Smart Energy Living - May 2011

Electric Vehicles:
Electric vehicles bolt to starting line

By: Lisa Greim

After being eulogized in “Who Killed the Electric Car?” electric vehicles have risen from the dead. And, like other representatives of the Undead, they may have vengeance on their minds. 

Director Chris Paine’s new film, “Revenge of the Electric Car,’’ premiered this spring at the Tribeca Film Festival in New York. Paine and crew spent three years exploring the super-secret efforts of General Motors, Nissan and Tesla to develop a marketable electric vehicle.

Edited to make the documentary look like a summer action thriller, the movie trailer features robot welders, bombastic music, engine noise, smoke, lightning and GM exec Bob Lutz recalling, “I got a flood of emails saying, ‘You sold out to the oil companies and you killed my grandchildren. I hope you rot in hell.’ ”

In the real world, things are moving more slowly.

Right now the only EV dealership in Colorado is the Tesla showroom on Pearl Street in Boulder. Electric versions of the Fiat 500, Honda Fit, Mazda 2, Audi R8 and Ford Focus are due to roll out in 2011 and 2012. Electric innovation has also spawned newcomers to the auto industry, including start-up carmakers like Fisker, Think, Wheego and Zap.

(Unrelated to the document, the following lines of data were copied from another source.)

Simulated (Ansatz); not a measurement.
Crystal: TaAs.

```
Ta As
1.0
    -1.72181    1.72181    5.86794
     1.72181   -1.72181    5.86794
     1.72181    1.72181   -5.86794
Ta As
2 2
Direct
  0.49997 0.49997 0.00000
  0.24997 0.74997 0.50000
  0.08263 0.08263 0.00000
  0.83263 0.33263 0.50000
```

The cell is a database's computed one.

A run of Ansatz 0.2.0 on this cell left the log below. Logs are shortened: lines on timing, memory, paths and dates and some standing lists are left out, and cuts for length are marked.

Car charging stations are easy to find in metro areas where you can buy a Nissan Leaf or Chevy Volt, including cities in California, Texas and the Pacific Northwest. In states like Colorado, one of the items being debated is whether pricey EV infrastructure should lead or follow vehicle sales.

According to the Rocky Mountain Institute, data from BMW’s MiniE test program shows that three-quarters of studied EV drivers live within 20 miles of work and that “range anxiety” diminishes as people get to know their vehicles. Most important, two-thirds of respondents said that driving an EV changed the way they thought about energy use in other aspects of their lives.

In Colorado, the best place to recharge your plug-in EV remains your own garage, using a regular 120- or 240-volt outlet. Networks like ChargePoint and Arvada-based GoSmart Technologies are expanding, setting up locations and launching mobile apps that let drivers reserve time and be notified when their EV is charged up and ready to go. There are now public charging stations at Canopy Airport Parking at DIA, the Hyatt Regency at the Colorado Convention Center and the Elements hotel at Park Meadows, plus public buildings, including the University of Colorado, Boulder (on Kittredge Loop by the law school), and Superior City Hall.

Boulder-based Pike Research estimates there will be 1 million charging stations across the country by 2015. Analyst Dave Hurst believes that demand for electricity to power electric cars won’t burden the nation’s power grid, even in EV-heavy places like California.

Energy companies are planning now for more capacity and Smart Grid connectivity to enable EV owners to “gas up” when rates and demand are lowest.  And with rooftop solar arrays growing in popularity and coming down in price, powering a car with your home-grown solar electricity is expected to grow easier.

In April, Gov. John Hickenlooper joined with U.S. Energy Secretary Steven Chu and Transportation Secretary Ray LaHood to announce new steps to speed up the roll-out of electric vehicles. Chu announced $5 million in new funding for community efforts to deploy electric vehicle infrastructure and charging stations.

Additionally, the officials announced that the National Renewable Energy Laboratory in Golden will join with Google and more than 80 stakeholders  to make it easier to find charging stations around the nation. Drawing on Google Maps, this new collaboration will coordinate an online network of all U.S. charging stations and will serve as the primary data source for GPS and mapping services tracking electric vehicle charging locations. The data will be housed at the Alternative Fuels and Advanced Vehicles Data Center (AFDC)

 “Through this collaboration, key players from the electric vehicle and online mapping industries are coming together to ensure a consistent source of charging station location data that will allow consumers to find every charging station throughout the country,” said NREL Project Manager Witt Sparks.

As Colorado emerges from the recession, Hickenlooper noted that electric vehicles, along with myriad other transportation alternatives, will play an important role in residents’ mobility while protecting their wallets.

Find out more:

If you’re planning a road trip, the U.S. Dept. of Energy offers an alternative fuel finder to lead you to your next fill-up, whether it be an electric charge, compressed natural gas, liquid propane, hydrogen or biofuels.

The Sierra Club’s Go Electric campaign is promoting plug-in electric vehicles and advocating for incentives at the federal, state and local level, ranging from tax credits to HOV lanes for EVs.

Go Electric Drive offers a collection of resources for the EV buyer or converter, including a calculator to estimate how a household’s carbon footprint will shrink once weaned from fossil vehicle fuel.

And Men’s Journal writer Ezra Dyer offers this valedictory, based on driving a candy-apple red Nissan Leaf: “in terms of hushed, silky smoothness, this thing drives like a mini Rolls-Royce. … And since the low-slung battery pack drops the car’s center of gravity, the Leaf is actually fun to hustle on a canyon road.”